Words from years past
I found myself at a bit of a loose end today. Our boiler has been throwing tantrums so I had to stay at home and wait for the repair man to come and kick it back into shape. Additionally I’m trying to heal up a sore leg (skiing accident plus argument with a flight of stairs) so not wanting to move too far from the couch I decided to spend this unexpected free time uploading some reading lists from previous blogs.
It’s a pity that I let things slide with the blog previous to this one. I’d had problems with my hosting service and in a fit of pique turned my back on it entirely without backing up my data. Two and a half years worth of reading lists and blogging material lost. It quite saddens me now that I could have let such a thing happen.
Any way I’ve now included the 2005, and a portion of the 2006, reading lists that were saved from my second blogging incarnation (this currently being the fourth) and had a bit of entertainment dipping back through some entries from my early twenties. This one in particular made me laugh:
March 04, 2006
More books for me!My life of late has been a whirl of work and well, books. Work has been busy with a flux of seasonal storms and yet more up-skilling for magnificent me, now able to do the work of three.
In order to balance my ‘mind run amock’, every spare moment I’ve had has been spent curled up with a good book and just allowing the words to roll right on through.
One problem though, I’ve run out of books to read. After slowly working my way through almost everything in our book collection (there are still a few of NS’s travel, history and politics books I haven’t completely consumed), and many re-reads, I’ve found myself buying one and occasionally two or three books a week. Not the thriftiest idea out of the box.

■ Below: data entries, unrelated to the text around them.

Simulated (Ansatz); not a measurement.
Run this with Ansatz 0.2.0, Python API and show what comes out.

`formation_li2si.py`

I actually reached a point late last week where I started reading NS’s copy of Jean-Jacques Rousseau’, The Social Contract. Making myself proud, I read about halfway through, before deciding it was time for a break and something not so…dull. Still with little to choose from I picked up an old childhood favourite, Ordeal by Poison, the tale of Shiva an Ice Age girl, undertaking an initiation ceremony to become her Clan’s Crone. I loved this tale of courage when I was nine, but it wasn’t much of a stop gap for the furious reading crave I am experiencing.
Quickly famished for literary content I prowled our apartment, examining shelves for previously undiscovered treasures, lifting mattresses and beds in hope of discovering a lost and forgotten manuscript.
Alas it wasn’t to be, and so NS, kind and wonderful man that he is, made a heavenly suggestion.
“Would you like me to bring something home from the uni library?”
Pounce. Hug. Kiss. Adore. Worship.
There are so many reasons I love that man.
The next day I arrived home from work to find two plump novels perched on the green sofa just begging to be read. The first, The Skein of Lament, I snapped up and finished during my work commute the very next day and now Kundera’s Laughter and Forgetting awaits its own timely consumption.
I know that I should really go and visit the local library. I pass it almost daily by tram, yet I am fearful and so I’ll put a question out to any librarians possibly reading here…just how annoyed would you feel towards someone who upon last visit over four years ago, left an overdue debt of $30? Also, do libraries charge interest?